Last year was marked by a significant decline in the housing market, with sales of new flats in Prague falling by 60% year-on-year. This was mainly due to expensive mortgages, whose interest rates increased almost threefold, and the CNB introduced strict regulation. The situation on the market became very complicated last year – while sales of flats decreased significantly, construction costs skyrocketed in connection with the war in Ukraine and the resulting crisis.
Investors reacted to the crisis by halting or postponing most of the projects in the pipeline. Also last autumn, Central Group announced the postponement of the construction and sale of more than 700 new apartments in its major projects Parková čtvrt’ in Prague 3 and Tesla Hloubětín in Prague 9.
“The demand for new apartments has recovered significantly this year. And over the next two years, we can expect a gradual reduction in mortgage interest rates to the psychological limit of 3%. By then, the monthly mortgage payment will roughly equal the monthly rent. At that time, we anticipate a significant new sales boom, for which we want to be prepared. That is why we are already planning a massive new construction of 1,600 new apartments,” says Dušan Kunovský, founder and head of Central Group.
The largest projects for which Central Group will select construction contractors this year are the 2nd stage of Tesla Hloubětín with 360 flats and the 2nd stage of Park Quarter with 370 flats. A completely new location for construction will be the large Harfa Living project in Prague 9, where Central Group will select construction companies for three apartment buildings with a total of 610 apartments. Other locations being prepared for construction are Chodovec, Dolní Počernice and Háje, with a total of 270 new apartments.

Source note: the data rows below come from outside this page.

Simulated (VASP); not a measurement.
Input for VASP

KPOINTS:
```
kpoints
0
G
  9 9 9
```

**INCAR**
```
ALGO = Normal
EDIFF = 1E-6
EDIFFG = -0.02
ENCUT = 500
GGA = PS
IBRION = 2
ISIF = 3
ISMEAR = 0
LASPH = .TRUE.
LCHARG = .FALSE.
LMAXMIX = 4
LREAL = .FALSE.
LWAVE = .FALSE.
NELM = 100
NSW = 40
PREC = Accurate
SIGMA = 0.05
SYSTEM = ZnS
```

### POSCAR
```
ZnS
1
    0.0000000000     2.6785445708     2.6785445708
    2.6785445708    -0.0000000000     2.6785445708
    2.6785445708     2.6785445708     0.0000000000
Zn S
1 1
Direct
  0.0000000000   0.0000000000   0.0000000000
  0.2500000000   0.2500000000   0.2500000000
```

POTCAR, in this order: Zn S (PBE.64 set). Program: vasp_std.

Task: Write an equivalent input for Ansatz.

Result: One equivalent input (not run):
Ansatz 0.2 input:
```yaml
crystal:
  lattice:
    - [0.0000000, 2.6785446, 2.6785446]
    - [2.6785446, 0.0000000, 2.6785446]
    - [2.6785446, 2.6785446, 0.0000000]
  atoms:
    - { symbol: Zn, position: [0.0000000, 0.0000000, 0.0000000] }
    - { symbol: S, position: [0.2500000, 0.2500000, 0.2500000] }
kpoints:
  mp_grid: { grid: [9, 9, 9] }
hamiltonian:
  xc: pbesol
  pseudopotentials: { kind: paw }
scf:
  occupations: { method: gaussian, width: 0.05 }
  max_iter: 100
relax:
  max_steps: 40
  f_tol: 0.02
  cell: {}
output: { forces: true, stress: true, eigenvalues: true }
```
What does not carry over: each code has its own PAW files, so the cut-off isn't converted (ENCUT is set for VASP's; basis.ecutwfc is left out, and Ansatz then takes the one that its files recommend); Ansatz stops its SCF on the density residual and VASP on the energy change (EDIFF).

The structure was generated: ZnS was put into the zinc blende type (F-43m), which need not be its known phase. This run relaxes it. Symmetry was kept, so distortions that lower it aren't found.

“The construction industry is now in a significant downturn, so we expect that this year we will be able to negotiate much better prices with construction contractors than they demanded in the last crisis year. Thanks to the fact that we have no loans, we will be one of the very few investors who will start building new projects at this specific time,” explains Kunovský.
Lower construction costs are a prerequisite for new housing construction to get back on track in a big way. Investors now have extremely expensive financing and also have to work with various costly marketing bonuses to boost sales. In order for it to make economic sense for them to build, there must be a significant reduction in construction costs.